Hugh Karraker of All Things Bakelite: 5 Things I Wish Someone Told Me When I First Became A Filmmaker
I’d say this. At some point, that precious idea you gave birth to grows and starts living a life of its own. Your story and all its constituent parts ultimately belong to the world, and you have to let it go. That’s why you must be true to your story, finding truth in all its components and respecting them. You make all your decisions based on this. Your commitment to the truth has to be 100%, because, as the poet said, there is nothing more permanent, nor beautiful, than truth. That is all ye need to know on Earth.
As part of our series called “5 Things I Wish Someone Told Me When I First Became A Filmmaker”, I had the distinct pleasure of interviewing Hugh Karraker.
Hugh Karraker is Executive Producer of the documentary film, All Things Bakelite: The Age of Plastic. He is a great grandson of Leo H. Baekeland, the Belgian-born American who invented Velox photographic paper and created the first wholly synthetic plastic, Bakelite. Hugh is co-founder of The L.H. Baekeland Project, LLC, which through world-wide exhibitions, presentations, and media, promotes the history, the science and the art of Bakelite, and celebrates the life and achievements of his great grandfather.

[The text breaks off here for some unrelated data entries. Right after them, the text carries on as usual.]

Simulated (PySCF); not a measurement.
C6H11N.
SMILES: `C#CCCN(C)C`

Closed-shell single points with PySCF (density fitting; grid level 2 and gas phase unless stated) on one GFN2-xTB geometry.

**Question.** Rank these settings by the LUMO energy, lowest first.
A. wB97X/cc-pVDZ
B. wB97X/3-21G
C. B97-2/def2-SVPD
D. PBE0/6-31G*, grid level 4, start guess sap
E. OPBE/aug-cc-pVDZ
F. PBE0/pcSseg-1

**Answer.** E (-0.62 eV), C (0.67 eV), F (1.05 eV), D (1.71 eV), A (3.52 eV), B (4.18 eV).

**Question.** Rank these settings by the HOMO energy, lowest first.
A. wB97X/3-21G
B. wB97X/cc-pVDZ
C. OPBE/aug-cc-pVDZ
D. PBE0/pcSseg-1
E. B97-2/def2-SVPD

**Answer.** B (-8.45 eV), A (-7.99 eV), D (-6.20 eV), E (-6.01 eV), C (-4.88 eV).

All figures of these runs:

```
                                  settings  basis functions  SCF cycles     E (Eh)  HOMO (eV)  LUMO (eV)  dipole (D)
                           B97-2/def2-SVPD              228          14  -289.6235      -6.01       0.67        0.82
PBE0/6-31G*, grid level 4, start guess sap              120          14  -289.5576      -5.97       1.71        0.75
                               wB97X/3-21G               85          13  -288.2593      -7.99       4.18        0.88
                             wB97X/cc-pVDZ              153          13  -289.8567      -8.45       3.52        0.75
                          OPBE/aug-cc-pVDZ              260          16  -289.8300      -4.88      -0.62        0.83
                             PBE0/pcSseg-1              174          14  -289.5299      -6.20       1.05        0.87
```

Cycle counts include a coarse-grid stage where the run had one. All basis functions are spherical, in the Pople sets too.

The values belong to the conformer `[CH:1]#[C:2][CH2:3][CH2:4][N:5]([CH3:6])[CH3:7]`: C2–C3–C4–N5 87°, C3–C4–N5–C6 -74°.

For 30 years, Hugh was a successful actor in New York and Los Angeles, working in theater, motion pictures, television and print. He earned a BFA in acting at the University of Connecticut, studied in London at The Guildhall School of Music and Drama, and later co-founded the Magic Circle Theater in Chicago. Now retired from acting and devoted to his Baekeland Project, Hugh lives in CT with his actress wife, Sherry Arell Karraker, where he finds a creative outlet in building rustic furniture, gates and fences on commission.